Class action act didn’t alter removal rule

A familiar story in troubled economic times has produced a new ruling concerning federal civil procedure from the Sixth Circuit.

A Kentucky couple bought a house with a loan issued by America’ Wholesale Lender, secured by a mortgage with Mortgage Electronic Registration Systems (MERS). Later, the couple defaulted on the mortgage. Countrywide Home Loans foreclosed in state court, claiming MERS assigned the mortgage.

The couple filed a counterclaim against Countrywide, arguing that MERS never had a valid mortgage. Countrywide said the counterclaim was deficient because MERS wasn’t joined as a necessary party.

The couple then filed a third-party class action complaint against MERS. MERS, said the couple, was nothing more than an electronic data base for keeping track of mortgages and did not hold a valid mortgage, having failed to follow Kentucky’s registration procedures.

Here’s where the fresh twist to things begins.

MERS, as a third-party defendant, removed the case to federal district court. Normally, third-party defendants can’t do that. First Nat’l Bank of Pulaski v. Curry, 301 F.3d 456, 461 (6th Cir. 2002).

The Kentucky couple, citing Pulaski and 28 U.S.C. § 1441(a), moved to remand their case to state court.

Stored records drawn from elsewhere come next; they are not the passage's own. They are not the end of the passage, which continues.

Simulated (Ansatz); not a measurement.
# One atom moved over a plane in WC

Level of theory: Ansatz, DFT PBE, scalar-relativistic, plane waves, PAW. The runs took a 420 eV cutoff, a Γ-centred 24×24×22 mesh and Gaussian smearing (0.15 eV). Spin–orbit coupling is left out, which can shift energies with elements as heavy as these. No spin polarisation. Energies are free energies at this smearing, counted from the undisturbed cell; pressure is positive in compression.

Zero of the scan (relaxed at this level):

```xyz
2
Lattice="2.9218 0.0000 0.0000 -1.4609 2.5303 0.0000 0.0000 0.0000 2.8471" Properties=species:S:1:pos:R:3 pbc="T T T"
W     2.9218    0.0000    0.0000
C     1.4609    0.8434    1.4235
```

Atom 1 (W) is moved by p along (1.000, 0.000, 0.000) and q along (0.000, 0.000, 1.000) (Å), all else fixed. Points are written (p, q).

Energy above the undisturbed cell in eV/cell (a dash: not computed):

This time it’s different, MERS argued.

[MERS] sought removal of the action based on 28 U.S.C. § 1453(b). The [Class Action Fairness Act of 2005] provides that a district court has jurisdiction in a civil action where there is diversity of citizenship; the amount in controversy exceeds $5 million; and the proposed class includes at least one hundred members. …

[MERS argued] that under section 1453(b), a qualifying class action “may be removed by any defendant without the consent of all defendants.”

You’re reading the statute way too broadly, the Sixth Circuit ruled.

[MERS] attempts to distinguish Pulaski by arguing that section 1453(b), which includes the term “any defendant,” has expanded the right of removal in Class Action Fairness Act cases.

But that language is used in a specific context — it is part of a larger clause providing that an appropriate action “may be removed by any defendant without the consent of all defendants.” Contrary to [MERS’] position, the provision simply modifies the rule that all defendants must consent to the removal.

What the Class Action Fairness Act doesn’t do is extend removal opportunities to third-party defendants, the Sixth Circuit concluded.

The case is In re Mortgage Electronic Registration Systems.